When you’re worried daily, especially with money, you develop habits. And these habits stay with you for a long time, even forever!
21. The cheapest one
“If someone buys you food at a restaurant order as cheaply as possible even if they tell you order whatever you want. Used to get death glares from parents if I ordered something 10 bucks or over at a place where average prices was 10 bucks. If you can get a burger and fries for 8 you better be eating a burger.”
You’ll learn to scan menus fast. Just look at the price first.
22. The other parents
“The oldest kids babysit the youngest kids.”
Yeah, the younger kids don’t even recognize their parents. They only know their older siblings.
23. A FULL machine
“Not being able to wash your clothes until you could do a full, and I mean FULL machine. Getting a stain on a fresh shirt meant scrubbing it with soap over the sink.”
Well, it does make sense. Water is expensive and the washing machine uses a lot of electricity. You’ll just need to be more careful with stains. Or don’t wear light clothes.
“Never fill up the gas tank. You don’t want to be in a situation where you have gas in your car but no groceries.”
It’s all about priorities. A car, you may be able to live without. But a life without groceries? No way!
25. Small hacks
“Eating stale or close to sell by date, food. No brand-name anything. Adding water to shampoo to get it to last longer. Reuse everything. Make-do or do without. Free samples count as a meal. To name a few.”
When money is always tight, you learn to develop habits to make your things last longer. And these are habits that you carry even when you get older.
26. Winter is coming
“Not have enough blankets at bed time in the winter. No central heating, used to wake up with ice on the inside of the windows and on the windowsills. I was shocked to be in a hot house in winter when I went round friends.”
Winter is coming so brace yourself. Brace yourself for sleepless or freezing nights.
27. Monthly checks for the future
“Education is the only way out of the horrible situation. This was made very clear to me right from a young age. I remember everyone in my family checking in on my grades and plans for the future. Almost on a monthly basis! Helped my extensively in the long run.”

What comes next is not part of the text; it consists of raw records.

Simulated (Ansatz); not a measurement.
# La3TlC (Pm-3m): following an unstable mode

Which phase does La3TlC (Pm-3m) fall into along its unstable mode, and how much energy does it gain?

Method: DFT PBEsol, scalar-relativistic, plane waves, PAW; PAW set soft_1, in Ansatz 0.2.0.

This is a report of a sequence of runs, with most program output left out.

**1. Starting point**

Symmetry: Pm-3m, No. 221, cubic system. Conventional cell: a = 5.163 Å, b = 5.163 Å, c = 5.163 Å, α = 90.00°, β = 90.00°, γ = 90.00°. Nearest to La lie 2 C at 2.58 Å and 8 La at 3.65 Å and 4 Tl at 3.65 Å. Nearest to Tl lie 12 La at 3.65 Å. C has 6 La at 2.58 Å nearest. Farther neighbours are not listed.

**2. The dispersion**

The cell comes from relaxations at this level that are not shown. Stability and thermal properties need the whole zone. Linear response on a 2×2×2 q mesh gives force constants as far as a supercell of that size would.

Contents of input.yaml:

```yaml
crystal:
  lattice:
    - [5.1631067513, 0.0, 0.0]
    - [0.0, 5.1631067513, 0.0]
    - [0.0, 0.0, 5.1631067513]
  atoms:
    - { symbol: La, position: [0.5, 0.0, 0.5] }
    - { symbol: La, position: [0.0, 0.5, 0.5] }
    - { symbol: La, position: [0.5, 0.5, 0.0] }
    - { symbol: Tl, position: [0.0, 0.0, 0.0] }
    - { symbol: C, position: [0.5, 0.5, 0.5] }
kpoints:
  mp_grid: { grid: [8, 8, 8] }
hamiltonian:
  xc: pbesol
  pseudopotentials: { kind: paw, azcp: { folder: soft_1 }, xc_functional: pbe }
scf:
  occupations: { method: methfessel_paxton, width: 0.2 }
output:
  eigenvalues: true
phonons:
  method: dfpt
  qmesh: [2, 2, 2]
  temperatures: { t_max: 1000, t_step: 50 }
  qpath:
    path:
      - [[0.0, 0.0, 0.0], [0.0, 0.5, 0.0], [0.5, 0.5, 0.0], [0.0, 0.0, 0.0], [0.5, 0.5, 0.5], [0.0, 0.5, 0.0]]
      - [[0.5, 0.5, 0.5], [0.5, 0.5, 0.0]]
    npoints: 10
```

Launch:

Unlike others, their parents want them to have a better future. Work on it now so you can have it later.
28. Grow up earlier
“You cook, clean, and pitch in before you are asked. If you’re waiting for an adult to make dinner, you’re going hungry. Also, poor doesn’t mean dirty. You keep what you have nice, clean, and well cared for.”
You learn to be independent earlier and younger. We love what they learned though, to always take the time to take care of yourself.
29. The way things are done
“If the phone rings and mom doesn’t answer it, it’s probably the bill collectors. Same with the front door and why the curtains aren’t open.”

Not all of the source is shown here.